All the pieces are falling into place for an upgrade of Kingston’s sewage-treatment plant to produce high-quality reclaimed water for irrigation, stream restoration and groundwater recharge.

Photo courtesy of Golder and Associates
By the end of this year, a study by Brown and Caldwell engineers is expected to spell out the location and size of pipelines, ponds and infiltration basins. The next step will be the final design followed by construction.
When the project is complete, Kingston’s entire flow of wastewater will be cleaned up to Class A drinking water standards. During the summer, the water will be sold to the Suquamish Tribe for irrigating White Horse Golf Course. During the winter, most of the flow will drain into the ground through shallow underground pipes. Some of the infiltrated water will make its way to nearby Grover’s Creek, boosting streamflows and improving water quality in the degraded salmon stream.
Another major benefit of the project will be the elimination of 42 million gallons of sewage effluent per year — including about 3,000 pounds of nitrogen — which gets dumped into Kingston’s Appletree Cove. I wrote about the effects of nitrogen and what is being done to save Olympia’s Budd Inlet in five stories published this week in the Encyclopedia of Puget Sound, as I described in Water Ways on Thursday.
The Kingston project, estimated to cost $8 million, has been under study for several years, and Kitsap County Commissioner Rob Gelder said he’s pleased to see the effort coming together.

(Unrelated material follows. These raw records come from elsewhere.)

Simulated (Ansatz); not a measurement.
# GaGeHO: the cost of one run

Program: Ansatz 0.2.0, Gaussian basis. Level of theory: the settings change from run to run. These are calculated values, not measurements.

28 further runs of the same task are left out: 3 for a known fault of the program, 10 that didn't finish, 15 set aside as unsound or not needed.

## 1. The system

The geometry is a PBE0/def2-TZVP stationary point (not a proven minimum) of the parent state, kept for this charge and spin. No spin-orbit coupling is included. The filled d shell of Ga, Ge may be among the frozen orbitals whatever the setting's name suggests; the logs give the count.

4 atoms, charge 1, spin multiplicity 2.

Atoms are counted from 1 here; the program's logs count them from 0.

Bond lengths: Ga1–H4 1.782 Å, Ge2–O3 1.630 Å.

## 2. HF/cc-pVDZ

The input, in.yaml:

“The Kingston Recycled Water Project is pivotal, and I’m very happy to be partnering with the Suquamish Tribe,” Rob said in an email. “The best thing we can do for our environment and to enhance water availability is to not discharge treated flows into Puget Sound. We are uniquely positioned to benefit from strategic investments of this nature in the coming years.”
The Kitsap Peninsula is essentially an island where the residents get 80 percent of their drinking water from wells. North Kitsap, including Kingston, could be the first area on the peninsula to face a shortage of water and saltwater intrusion — which is why new strategies like recycled wastewater are so important.
The latest feasibility study was launched last October under a $563,000 contract with Brown and Caldwell. The work includes a detailed study of soils and analysis of infiltration rates, according to Barbara Zaroff of Kitsap Public Works who has been coordinating the project. The location of the pipeline and ponds for storing water near White Horse Golf Course also will be determined.
Funding for the study includes a $150,000 grant from the U.S. Bureau of Reclamation with $150,000 from the Suquamish Tribe. Kitsap County recently received a loan for up to $558,000 to support the study.
I last wrote about the Kingston Recycled Water Project in Water Ways three years ago, when I also discussed a similar project in Silverdale, where recycled water will come from the Central Kitsap Wastewater Treatment Plant.